OPEN 24 HOURS
“Welcome to the graveyard shift.”
Director/Writer: Padraig Reynolds / Cast: Vanessa Grasse, Brendan Fletcher, Cole Vigue, Emily Tennant, Daniel O’Meara, Tomislav Stojanovic, Selina Giles.
Body Count: 8
Spoilers in aisle four.
A Canadian production, mostly filmed in Serbia, shrinks things down to a single-location boonies gas station, where recently paroled Mary (Grasse) lands a job covering the 10pm-6am shift as cashier.
Her crime? She set fire to her serial-killer boyfriend, The Rain Ripper, after he offed 35 young women, including several in front of her. Traumatised by this, Mary still suffers from flashback hallucinations that James is coming to get her. “He can’t even walk” says her best friend Deb, reminding her that James is locked up.

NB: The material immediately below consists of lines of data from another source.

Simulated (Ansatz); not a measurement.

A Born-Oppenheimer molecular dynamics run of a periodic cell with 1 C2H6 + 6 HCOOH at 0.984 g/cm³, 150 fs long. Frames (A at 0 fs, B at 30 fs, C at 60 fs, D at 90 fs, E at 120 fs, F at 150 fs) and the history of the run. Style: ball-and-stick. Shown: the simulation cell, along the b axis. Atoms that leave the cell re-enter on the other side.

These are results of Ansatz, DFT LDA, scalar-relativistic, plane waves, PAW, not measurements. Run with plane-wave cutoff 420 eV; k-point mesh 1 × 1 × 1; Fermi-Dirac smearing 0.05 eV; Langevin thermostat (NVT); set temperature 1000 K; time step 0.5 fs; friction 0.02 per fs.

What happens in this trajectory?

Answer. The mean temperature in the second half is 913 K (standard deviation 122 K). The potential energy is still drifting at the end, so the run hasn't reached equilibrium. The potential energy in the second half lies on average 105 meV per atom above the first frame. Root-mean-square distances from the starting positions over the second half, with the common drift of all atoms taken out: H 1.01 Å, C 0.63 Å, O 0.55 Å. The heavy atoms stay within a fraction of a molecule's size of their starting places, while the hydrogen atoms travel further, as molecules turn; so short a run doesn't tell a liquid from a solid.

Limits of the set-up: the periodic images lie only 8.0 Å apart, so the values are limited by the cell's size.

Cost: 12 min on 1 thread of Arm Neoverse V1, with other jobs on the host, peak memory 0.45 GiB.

If that’s so, who is the rainmacked figure Mary keeps seeing lurking? Who keeps calling her? Who plays the old 50s love song down the phone like James used to before he went out on the hunt for a victim? Her gruff parole officer Tom convinces her she’s imagining most of it, but also cautions her that some of the victims’ relatives blame her for their loved ones’ deaths.
As the clock ticks away, Mary gets a couple of quirky customers, is checked on by day-employee Bobby, hears doors creaking in the empty market, finds strands of hair in blocked toilets, and a number of hallucinations. Then James shows up and tells her he is real. But… is he?
Yes. To put it bluntly, he has broken out of jail, clearly can still walk, and has somehow tracked her down to the gas station on her first night working there and abducted a few schmucks to kill in front of her – because he loves her. Or something.
Open 24 Hours doesn’t unfold in quite so typical slasher style, with victims captured for killing later when James has Mary where he wants her. The run up to this event is still decent though, making the most of the rain-soaked locus, shots where Mary’s stalker is stood behind her in the frame, but balances delicately along the beam of reality vs. paranoia: Can her mind be trusted?
In a post Haute Tension world I wouldn’t have been surprised if the twist was that Mary herself was the killer and projecting it all on a not-even-there James, but the film (wisely?) opts for the more acceptably obvious outcome: He’s real, he’s a killer, she’s the final girl. In that sense, Open 24 Hours wraps up to taut girl vs. loon final act that doesn’t pander to too many cliches. A tacked on ‘later’ scene is needless, but it at least assures us that Mary was okay as much as someone could be in that scenario.
A worthwhile effort for fans of nicely made indie-flicks that wring a lot out of a small cast and set.
Blurb-of-interest: Brendan Fletcher was in Freddy vs Jason.